Steve Jobs of Apple Computers writing in a New York Times Blog on January 15th about a new electronic reading gadget said that: "It doesn't matter how good or bad the product is, the fact is that people don't read anymore. Forty percent of the people in the U.S. read one book or less last year."
Well, what is wrong with reading one book a year, one may ask? It depends on the book, does it not? In Other Colours: Essays and a Story, the Turkish writer Orhan Pamuk recalls that a few years ago he reread Stendhal’s Charterhouse of Parma. "After finishing certain pages of this wondrous book," he said, "my eyes would pull back from the old volume in my hand to gaze at its yellowing pages from afar. As I was carrying the book around with me that summer, I asked myself many times why it was such a pleasure just to know the book was at my side."
And in the course of a very fine essay, Pamuk goes on to say that in reading the book he "experienced the joy of youth, the will to live, the power of hope, the fact of death, and love, and solitude."
And he concludes: "as in novels, there is in life a genuine wish, an impulse, a race towards happiness. But there is more than that. A person wishes to reflect on that desire, that impulse, and a good novel (like The Charterhouse of Parma) is well suited to this purpose. In the end a wondrous novel becomes an integral part of our lives and the world around us, bringing us closer to the meaning of life…"
It seems that it took Pamuk a whole summer, three months, to read The Charterhouse of Parma. And so it should.
Reading Pamuk’s ideas on reading go the heart if what librarianship is all about.
John Berry writing in Library Journal this month writes about the focus of librarianshiop today being "aimed at making sure everyone who comes in goes out with ‘product’ (books, CDs, DVDs, or downloads)." And he writes: "What the patron takes home is of as little concern to the storekeeper librarian as it is to the supermarket manager." And he continues: "The success of the library enterprise is measured in the number of products collected by patrons, now called ‘customers.’ It is no longer measured in the usefulness or impact of the service on the quality of life in the community served."
And he comments that he is surprised that so few leaders of librarianship are raising their voices in alarm at what is going on.
Jean-Francois Manier, the French poet and philosopher, is also concerned about such matters. And he is particularly concerned about how such matters are viewed in the kind of world we live in today.

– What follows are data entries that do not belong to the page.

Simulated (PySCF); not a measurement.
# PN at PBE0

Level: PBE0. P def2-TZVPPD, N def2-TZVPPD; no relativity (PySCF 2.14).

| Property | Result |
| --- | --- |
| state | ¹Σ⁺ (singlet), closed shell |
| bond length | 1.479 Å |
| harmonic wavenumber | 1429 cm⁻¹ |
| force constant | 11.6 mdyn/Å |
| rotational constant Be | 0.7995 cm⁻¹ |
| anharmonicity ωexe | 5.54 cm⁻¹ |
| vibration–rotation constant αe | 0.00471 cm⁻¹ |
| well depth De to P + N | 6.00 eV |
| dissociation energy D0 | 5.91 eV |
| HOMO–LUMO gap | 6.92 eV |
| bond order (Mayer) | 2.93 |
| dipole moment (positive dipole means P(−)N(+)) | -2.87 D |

"Confronted with the risk of having only ‘fast food’ literature left to enjoy," he said, "I feel an urgency to resist the growing powers of the entrepreneurs of culture."
He continued: "The book is such an inordinate life stake that it requires criteria of value other than the rate of its turnover."
As John Berry points out: it is the quality of the book collection, and how we assemble such a collection, which is of vital importance.
Just to go back to Pamuk again, he writes: "I have a vivid memory of reading The Brothers Karamazov at the age of eighteen, alone in my room, in a house which looked out over the Bosphorous....I felt as if its most shocking revelations were thoughts I'd entertained myself. I felt as if Dostoyevsky were whispering arcane things about life and humanity, things that no one knew, for my ears only: I felt like saying, I am reading a book that shocks me deeply and will change my entire life."
One need have no doubt that reading a book such as The Charterhouse of Parma or The Brothers Karamazov does what good books have always done; it enlarges the world of emotional and ethical options. When you are finished reading such a novel, you are stronger than when you started, though it may have made you feel pained or shocked. "The great value of such a novel is that it provides an arena for mustering emotion, intellect and imagination."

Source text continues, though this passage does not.